He is backed by a mournful Morrison choir. “It’s a war zone,” says Rodney, a hotel resident who worries about having his full name published. He lives along a dim hallway of doorknobs. One day he left his room unlocked and returned to find a crowd of crackheads smoking away. “There’s fighting,” he says. “People come knocking on my door offering drugs.” He sees crack pipes on the windowsills.

Rodney’s response was typical as a survey taker from the Seattle Displacement Coalition moved through the building the other day asking residents how they were doing. “People throw syringes out the window,” said Richard, who moved in a week before. “It’s spooky, a lot of people have died in the building,” said Levi. Terri, there 13 months, said she doesn’t leave her room at night. Eddie, a one-year resident, wants to put a dead bolt on his door but can’t afford it.

The SHA’s own records show 31 of 79 residents recently surveyed felt unsafe. Some are more worried about the hotel’s condition—it needs $2.5 million in capital improvements, including a new boiler. In the lobby last week, an older woman told me she appreciates the roof over her head and isn’t frightened. But “my room has bugs, and the elevators always break down. That’s no good for the ones in wheelchairs.”

HE’S HEARD IT before, says John Fox of the Displacement Coalition, a local homeless-advocacy group. “What’s at stake is the future of this building and the health and safety of some of Seattle’s most vulnerable and disabled residents.” Repeated fix-its never seem to take, he says, while other efforts go astray. A $250,000 federal Housing and Urban Development (HUD) Safe Neighborhood grant in 1998 was to provide more security for the Morrison. But, Fox says, it was used mostly to hire a police community services officer and lease a car to patrol Pioneer Square while “ignoring the astronomically high incidence of crime in the building.”

According to SHA figures, $151,000 of the grant was in fact for one officer, whose position costs $5,853 per month. SHA spokesman Jim Kjeldsen says the grant reimburses police for an officer assigned “in and around” the Morrison neighborhood and wasn’t approved for “traditional ‘drug elimination’ activities.”

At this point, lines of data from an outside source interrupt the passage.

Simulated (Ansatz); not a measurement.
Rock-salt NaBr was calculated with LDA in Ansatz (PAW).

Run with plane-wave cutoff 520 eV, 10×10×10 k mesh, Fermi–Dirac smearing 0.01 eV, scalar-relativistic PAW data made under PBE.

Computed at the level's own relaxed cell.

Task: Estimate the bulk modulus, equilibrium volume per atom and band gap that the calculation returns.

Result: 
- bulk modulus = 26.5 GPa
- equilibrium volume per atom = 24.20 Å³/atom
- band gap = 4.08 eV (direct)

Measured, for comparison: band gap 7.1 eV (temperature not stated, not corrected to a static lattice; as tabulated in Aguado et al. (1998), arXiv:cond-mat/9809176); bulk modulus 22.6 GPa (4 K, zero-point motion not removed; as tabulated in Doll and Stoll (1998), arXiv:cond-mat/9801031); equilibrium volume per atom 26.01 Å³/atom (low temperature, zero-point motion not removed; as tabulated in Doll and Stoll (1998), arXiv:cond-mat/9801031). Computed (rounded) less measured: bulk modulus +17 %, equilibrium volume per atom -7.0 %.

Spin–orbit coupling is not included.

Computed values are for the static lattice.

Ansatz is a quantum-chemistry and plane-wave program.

Though hotel policy is to not house anyone with recent criminal convictions for drug, property, or violent crimes, some get in anyway (residents have been known to allow unpermitted guests to enter and exit via fire escapes as well). The SHA, which has been trying to turn over the facility to a private management group since 1979, thinks crime is not as bad as it seems at the Morrison, although the SHA counts an incident only when a police report is written rather than when 911 is called.

Fox’s group has petitioned the Seattle City Council to appropriate $200,000 for improved Morrison security. He wonders why the SHA is “working on long-term plans while letting current conditions in the building continue to go to pot.” The SHA’s Kjeldsen says the city “is committed to housing this very difficult population, and our goal is to continue these services.” Staff has been added and the budget has been increased. Private security officers hired by local businesses also plan to set up an office at Third and Yesler. Seattle’s Office of Housing is stepping in, too. “We have experience with providing housing for populations with a lot of need for support services,” says spokesman Bart Becker. “That certainly describes the residents of the Morrison.”

The new reform committee will not have its first full meeting until the end of this month. A recommendation is even more months away. In the meantime, someone may want to walk over from police headquarters and speak to the pushers and players. It is not that far and there’s a place nearby to get doughnuts.